What is the underlying difference between printf(s) and printf("%s", s)?

Question

The question is plain and simple, s is a string, I suddenly got the idea to try to use printf(s) to see if it would work and I got a warning in one case and none in the other.

char* s = "abcdefghij\n";
printf(s);

// Warning raised with gcc -std=c11: 
// format not a string literal and no format arguments [-Wformat-security]

// On the other hand, if I use 

char* s = "abc %d efg\n";
printf(s, 99);

// I get no warning whatsoever, why is that?

// Update, I've tested this:
char* s = "random %d string\n";
printf(s, 99, 50);

// Results: no warning, output "random 99 string".

So what's the underlying difference between printf(s) and printf("%s", s) and why do I get a warning in just one case?

Answer 1

In the first case, the non-literal format string could perhaps come from user code or user-supplied (run-time) data, in which case it might contain %s or other conversion specifications, for which you've not passed the data. This can lead to all sorts of reading problems (and writing problems if the string includes %n — see printf() or your C library's manual pages).

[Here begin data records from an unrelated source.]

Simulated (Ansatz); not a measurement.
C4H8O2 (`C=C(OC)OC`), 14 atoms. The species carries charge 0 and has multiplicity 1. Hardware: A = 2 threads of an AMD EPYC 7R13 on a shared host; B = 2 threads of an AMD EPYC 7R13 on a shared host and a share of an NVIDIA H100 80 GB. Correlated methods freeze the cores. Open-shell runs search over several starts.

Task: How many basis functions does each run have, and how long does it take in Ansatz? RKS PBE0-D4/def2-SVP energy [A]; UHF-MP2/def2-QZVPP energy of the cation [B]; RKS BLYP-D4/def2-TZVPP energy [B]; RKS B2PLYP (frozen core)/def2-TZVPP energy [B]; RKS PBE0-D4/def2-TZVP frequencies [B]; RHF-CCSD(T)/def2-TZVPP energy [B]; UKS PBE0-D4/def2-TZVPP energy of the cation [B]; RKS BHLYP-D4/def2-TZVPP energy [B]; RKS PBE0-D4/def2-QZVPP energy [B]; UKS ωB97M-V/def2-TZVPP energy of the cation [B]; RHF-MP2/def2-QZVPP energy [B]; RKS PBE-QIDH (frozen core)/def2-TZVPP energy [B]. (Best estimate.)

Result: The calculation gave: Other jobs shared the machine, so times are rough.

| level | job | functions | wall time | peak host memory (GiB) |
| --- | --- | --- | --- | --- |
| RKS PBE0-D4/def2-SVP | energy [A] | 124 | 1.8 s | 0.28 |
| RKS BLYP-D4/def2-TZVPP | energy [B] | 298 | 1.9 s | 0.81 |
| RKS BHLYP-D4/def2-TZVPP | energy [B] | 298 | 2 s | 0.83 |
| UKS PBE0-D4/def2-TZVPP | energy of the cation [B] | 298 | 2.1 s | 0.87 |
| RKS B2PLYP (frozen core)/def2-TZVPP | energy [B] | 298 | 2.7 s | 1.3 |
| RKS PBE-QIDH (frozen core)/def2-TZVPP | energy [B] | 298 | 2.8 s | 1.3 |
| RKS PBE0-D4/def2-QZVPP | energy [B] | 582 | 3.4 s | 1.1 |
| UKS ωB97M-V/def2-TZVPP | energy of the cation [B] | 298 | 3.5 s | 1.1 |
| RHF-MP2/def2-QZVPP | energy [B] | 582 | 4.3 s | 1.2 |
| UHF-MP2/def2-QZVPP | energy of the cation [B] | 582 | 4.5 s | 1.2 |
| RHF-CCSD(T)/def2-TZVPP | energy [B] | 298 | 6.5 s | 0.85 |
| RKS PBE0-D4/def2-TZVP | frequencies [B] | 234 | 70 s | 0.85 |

In the second case, the format string controls the output and it doesn't matter whether any string to be printed contains conversion specifications or not (though the code shown prints an integer, not a string). The compiler (GCC or Clang is used in the question) assumes that because there are arguments after the (non-literal) format string, the programmer knows what they're up to.

The first is a 'format string' vulnerability. You can search for more information on the topic.

GCC knows that most times the single argument printf() with a non-literal format string is an invitation to trouble. You could use puts() or fputs() instead. It is sufficiently dangerous that GCC generates the warnings with the minimum of provocation.

The more general problem of a non-literal format string can also be problematic if you are not careful — but extremely useful assuming you are careful. You have to work harder to get GCC to complain: it requires both -Wformat and -Wformat-nonliteral to get the complaint.

From the comments:

So ignoring the warning, as if I really know what I am doing and there will be no errors, is one or another more efficient to use or are they the same? Considering both space and time.

Of your three printf() statements, given the tight context that the variable s is as assigned immediately above the call, there is no actual problem. But you could use puts(s) if you omitted the newline from the string or fputs(s, stdout) as it is and get the same result, without the overhead of printf() parsing the entire string to find out that it is all simple characters to be printed.

The second printf() statement is also safe as written; the format string matches the data passed. There is no significant difference between that and simply passing the format string as a literal — except that the compiler can do more checking if the format string is a literal. The run-time result is the same.

The third printf() passes more data arguments than the format string needs, but that is benign. It isn't ideal, though. Again, the compiler can check better if the format string is a literal, but the run-time effect is practically the same.

From the printf() specification linked to at the top:

Each of these functions converts, formats, and prints its arguments under control of the format. The format is a character string, beginning and ending in its initial shift state, if any. The format is composed of zero or more directives: ordinary characters, which are simply copied to the output stream, and conversion specifications, each of which shall result in the fetching of zero or more arguments. The results are undefined if there are insufficient arguments for the format. If the format is exhausted while arguments remain, the excess arguments shall be evaluated but are otherwise ignored.

In all these cases, there is no strong indication of why the format string is not a literal. However, one reason for wanting a non-literal format string might be that sometimes you print the floating point numbers in %f notation and sometimes in %e notation, and you need to choose which at run-time. (If it is simply based on value, %g might be appropriate, but there are times when you want the explicit control — always %e or always %f.)

Answer 2

The warning says it all.

First, to discuss about the issue, as per the signature, the first parameter to printf() is a format string which can contain format specifiers (conversion specifier). In case, a string contains a format specifier and the corresponding argument is not supplied, it invokes undefined behavior.

So, a cleaner (or safer) approach (of printing a string which needs no format specification) would be puts(s); over printf(s); (the former does not process s for any conversion specifiers, removing the reason for the possible UB in the later case). You can choose fputs(), if you're worried about the ending newline that automatically gets added in puts().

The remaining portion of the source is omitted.